Currently have a working private instance, I am looking to harden the Amazon AMI image.
What are the recommended steps to harden the server and agent in AWS?
I have looked around, but did not see any obvious list of steps. So here are my current attempts:
I have edited the security group to block ssh inbound traffic except from some trusted ips.
I have restricted the http inbound traffic, but when the agent restarts, I am not sure how to add that new ip to the inbound rule (or if I can assign a known ip to the restarted agent).
I have added basic auth to the server, but when the agent connects it gets blocked, so I need to dig into how to send the auth from the agent.
Will be adding a self signed cert to the server, but I suspect I will need to edit the agent to add the trusted cert / allow invalid certs.
Haven’t explored if there is away to use security groups in a more effective manner.
For the agents you can block all inbound traffic. You should never need to connect to them. For the server, restricting ssh to a few IP’s is good.
For HTTP access on the server, you can configure the agents to connect to the server’s private IP which should allow access within your VPC but not external and then you can restrict external HTTP access to only those IP’s that need access (office IP block for example).
If you don’t mind, I have two follow up questions:
Out of the box, the WebPageTestAgent terminates, so any changes I make to the agent will be lost. Are you suggesting that the agent should stay running?
If so, where do I make that change? On the agent (add key pair, ssh in presumably)?
How often do you run apt-get update etc?
Right now I see: 272 packages can be updated and 193 updates are security updates. I am totally used to updating/maintaining ubuntu, but is there any (major) risk to functionality if I run the updates.
What changes do you make to the agents? They’re generally meant to be disposable and auto install the latest OS updates as well as browsers when they are started. They are configured through user data so they can be scaled up and down as needed. I tend to use persistent spot requests to keep the costs down and it’s no big deal if the instances get terminated and re-spawned.
The agent waits 30 seconds after starting and then runs /home/ubuntu/agent.sh in a screen session. The shell script runs update, dist-upgrade, autoremove and clean before doing a git update of the agent.
Every hour it exits the agent and does a git update of the agent code and every 24 hours it stops completely and reboots.
The main thing it doesn’t do is a reboot before starting the agent the first time after updating so the kernel update won’t get applied but I’m usually not as worried about that. If it is a concern then I can tweak the default images to reboot the first time they start after running the updates to make sure the kernel gets updated as well.
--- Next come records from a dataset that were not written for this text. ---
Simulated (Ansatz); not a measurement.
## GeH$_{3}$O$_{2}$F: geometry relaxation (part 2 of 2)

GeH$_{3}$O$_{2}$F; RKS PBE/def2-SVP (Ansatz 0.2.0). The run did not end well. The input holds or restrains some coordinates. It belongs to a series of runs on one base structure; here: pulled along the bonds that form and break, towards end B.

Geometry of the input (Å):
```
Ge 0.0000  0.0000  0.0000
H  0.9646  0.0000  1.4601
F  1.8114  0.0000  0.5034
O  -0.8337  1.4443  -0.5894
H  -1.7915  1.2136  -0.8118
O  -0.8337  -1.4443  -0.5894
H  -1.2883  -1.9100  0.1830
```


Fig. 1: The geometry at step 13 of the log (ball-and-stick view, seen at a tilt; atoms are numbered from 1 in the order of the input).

For the apt-get update/upgrade/dist-upgrade/autoremove/clean, I was considering the server, rather then the agent. Any issues updating the server?
From your previous reply:
I was under the (mis)understanding that the agents needed to be reachable from the server, is this not the case? Is the access from the server to the agent implied? Or would you block all inbound traffic to the agent, including the server?
So for this to work, I would need make the agent long lived and I would have to ssh to the agent and update the agent to use the server private IP?
Dumb question, this on the agent side right?
Sorry for all the questions, just trying to get my head around this.
The agents do not need to be reachable. They poll the server for work and post the results (all over HTTP or HTTPS through the web interface). I usually set them up with the default ACL that blocks all inbound external traffic.
The agents don’t need to be long lived but the server does. For the agent’s user data you provide it with the server’s private network IP (or name) and whenever the agent starts it will adopt the configuration from the user data. You don’t need to ssh to configure it, it reads the configuration from the instance user data. i.e. a user data string like:
That is the actual user data that is used for the EC2 instances in Virginia that connect to the public WebPageTEst (munis the key which was changed). In the case of using the private IP of the server, you just pass that for the wpt_server= paramater.
And yes, the screen session is for the agent. The server doesn’t run anything in screen and just runs the nginx daemon and cron for all of it’s work.
There’s always the chance that an update will break something but it hasn’t been a problem in practice and I should notice really quickly since it will take out most of WebPageTest’s testing.
The bigger impact will be that you will always have the latest browsers and they will update automatically whenever the browser is released so you may need to check browser versions if you investigate a regression to see if it might have been from a browser change.
Working on adding whitelisting to the WebPagetest Server to help with hardening.
I need to add the WebPagetest Agent IP address to the whitelist (for incoming http requests), obviously when the Agent gets dropped and created a new IP is assigned.
I realize this is more of an AWS question, but in the settings.ini there is:
; Per-location Security Group and Subnet IDs to enable launching into VPCs
; (note that this will pin your instances to the availability zone associated with
; the subnet). This is required only if you do not have a default VPC.
;EC2.us-west-2.securityGroup=sg-a0011b223,sg-b1122c334
;EC2.us-west-2.subnetId=subnet-aaa0011bc1
If I set up a WebPagetest Agent Security Group, add the Security Group to the server whitelist and then add it to the settings.ini (and restart ngnix) that should work, right?
Do I need to also set subnetId, or can that be left undefined?